Editorial

Taxing the state!

How costly leniency could be in dealing with a terror outfit could be seen from the bitter experience of the Sri Lankan government. The LTTE according to press reports is now slapping ‘taxes’ on the government! The CWE and the Building Materials Corporation are reported to have marked up their prices in the North and East to meet inter alia the cost of ‘taxes’ they have to pay the LTTE.

The graduation of the LTTE from ‘taxing’ helpless civilians to extorting money from the government which is, we are told, backed by the ‘international community’ has been possible thanks to the pusillanimity of the government and the indulgence with which the so-called powerful nations are handling the LTTE.

Ironically, the news of the LTTE ‘taxing’ the government comes only a few weeks after the latter got embroiled in trouble having granted a duty waiver for the LTTE to import gear for the clandestine terror radio station. This is reciprocity according to the LTTE!

The LTTE ‘taxes’ have become so serious a proposition that the writing is said to be on the wall for many businesses in the North, which today have to pay taxes to the government and protection money to the LTTE. The plight of businessmen in the North is highlighted in a paper, ‘What impedes an economic revival in the North-East,’ presented by Muttukrishna Saravananthan recently.

Unable to pay taxes to both the government and the LTTE, according to him, most of the new businesses there have opted to remain in the informal economy without obtaining registration.

As he points out, the LTTE is mostly involved in only four activities in government controlled areas of the North and East. They are 1. Recruitment of cadres 2. Collection of ‘taxes’ 3. Commemorating the dead cadres and 3. Harassing political opponents. "It is also known," he says, "that the LTTE demands a percentage of the tender from contractors who undertake construction work (shelter, roads, rehabilitation of irrigation tanks etc. in the areas under their control."

We hope that the international community and aid donors will take serious note of this situation before making the LTTE a partner in development.

When we reported some months ago that the LTTE had expanded its illegal taxes to the government controlled areas, the government pooh-poohed our reports. When questions were raised in Parliament about these illegal taxes based on reports including ours, Finance Minister K. N. Choksy (on August 27, 2002) wanted proof other than ‘mere newspaper reports’ if the government was to take action.

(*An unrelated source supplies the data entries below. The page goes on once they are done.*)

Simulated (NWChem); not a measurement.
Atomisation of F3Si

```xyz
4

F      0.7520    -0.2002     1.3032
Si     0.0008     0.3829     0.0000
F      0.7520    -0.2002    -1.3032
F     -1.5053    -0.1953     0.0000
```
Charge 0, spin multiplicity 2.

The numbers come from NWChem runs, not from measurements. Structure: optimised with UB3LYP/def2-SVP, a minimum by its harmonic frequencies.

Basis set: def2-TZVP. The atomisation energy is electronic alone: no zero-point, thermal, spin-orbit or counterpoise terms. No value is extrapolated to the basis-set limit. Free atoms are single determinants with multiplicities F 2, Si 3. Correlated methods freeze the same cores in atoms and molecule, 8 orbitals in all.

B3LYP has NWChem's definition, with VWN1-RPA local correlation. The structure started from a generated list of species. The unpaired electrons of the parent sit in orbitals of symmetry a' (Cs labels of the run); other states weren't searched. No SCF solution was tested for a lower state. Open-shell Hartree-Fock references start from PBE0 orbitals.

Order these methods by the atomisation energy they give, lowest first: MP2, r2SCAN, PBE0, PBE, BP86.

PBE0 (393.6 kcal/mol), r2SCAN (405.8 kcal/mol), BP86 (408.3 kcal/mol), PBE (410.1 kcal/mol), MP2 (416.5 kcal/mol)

A few weeks later the Jaffna MC passed a resolution condemning the illegal taxes by the LTTE. Several other local bodies in the North had passed similar resolutions earlier and copies of them had been sent to the President and the Prime Minister, but strangely the government pretended that it was without proof!

In an editorial titled, ‘Proof of LTTE taxes’ on September 24, 2002 we cited the Jaffna MC resolution as clear proof of LTTE ‘taxes’ and called upon the government to act. President Kumaratunga in a letter to the Prime Minister a few days later urged him to deal with the LTTE taxes and referred him to our editorial comment if the latter needed further information! That no action was taken to nip the problem in the bud goes without saying.

Prabhakaran is a lucky man indeed! His success has been largely due to his remarkable ability to go Scot-free with whatever he does. Those who bragged that September 11 terror attacks would spell doom for the LTTE have been made to eat their words. The peace process it was forced to enter as a result of the fallout of these attacks has stood it in good stead.

According to the Presidential Secretariat, the LTTE has since the beginning of the peace process increased its cadre by 10,000. It is being invited to the meetings that the World Bank has with the government. Foreign envoys attend luncheons it hosts and discuss with it development of the north and east. While abducting children as combatants, it is today in a position to propose to the UNICEF ways and means of ensuring children’s welfare in the north and east. Many an eyebrow has been raised by the news that the UNICEF has agreed to consider supporting LTTE transit homes for children.

This is a situation that the LTTE could not even dream of before entering the peace process.

Worst of all, the LTTE last week set a trawler carrying arms ablaze with two monitors on board, who luckily jumped overboard and swam to safety before the vessel was blown up by suicide cadres, and got away with that dastardly act too by attributing it to ‘miscommunication.’

Only Washington expressed concern. It censured and urged it to ‘commit itself fully to peace and desist from arms resupply efforts.’ But the LTTE is an outfit that cannot be frightened into submission by throwing ‘paper missiles’ at it. Remember Anton Balasingham was bold enough to even turn down a call by the US in Oslo last December to eschew violence.

Much more is desired from the world powers behind Sri Lanka’s peace process if the Tigers are to be tamed.

Their failure to take stern action has emboldened the LTTE so much that it has today gone to the extent of imposing ‘taxes’ on the Sri Lanka state.

No government worth its salt would give in to a terror outfit in this manner accommodating as it does almost every demand of terrorists so as ‘not to wreck the peace process.’ We wonder whether there is any other government in the world paying ‘taxes’ to terrorists.

Allowing state owned institutions like the CWE and the BMC to pay ‘taxes’ to the LTTE amounts to the government funding terrorism, which is a crime.